Good afternoon,

I know that in the long run you can never win at roulette. The casino will always win, even if you are using the Martingale technique (that doubles your bet with every loss).

But I am curious about how big the probability is that:

* when you play 60 times on black

* the roulette ball will fall on red or zero 11 times in a row

My quick calculation says is 2,44% ( = ( 2^(60 - 11) * (1 + (60 - 11)) - ( 60 - 1) - (((60 - 2) - (11 + 1))/2 * ((60 - 2) + (11 + 1))) )/ 2 ^ 60), but I am pretty sure it is not totally correct.

Who can correct me please?

...or any other game deliberately designed to make money for the house.

The problem with this silly strategy is the exponentially increasing size of the wager upon loss. Too many consecutive losses and anyone runs out of cash.
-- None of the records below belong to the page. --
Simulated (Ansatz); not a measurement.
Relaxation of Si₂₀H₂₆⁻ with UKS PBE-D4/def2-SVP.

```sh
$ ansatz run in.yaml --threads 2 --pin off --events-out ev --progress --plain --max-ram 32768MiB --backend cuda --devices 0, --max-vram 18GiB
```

If you manage only ONE 11-string of losses - rough estimate ...

p(11 losses in a row): (19/37)^11= 0.000654743

Places for your 11-string to start: 50 => 3.7% -- And we haven't even mentioned getting more than one (1) 11-string.

First impression? Your 2.44% is very much too low.

Shall we quit after the #12 win after the first 11-string? That' a different question.

The problems with the whole thing are:

1) The odd premise that one will eventually score a win. It's just not 100%. It's clearly not 100% with...

2) The finite money supply, since "eventually" is now finite.

3) The house odds.

P.S. Full Disclosure: Keep in mind that I am totally biased against gambling so I might make rough estimates of loss probability that are too high and then feel perfectly fine with my error.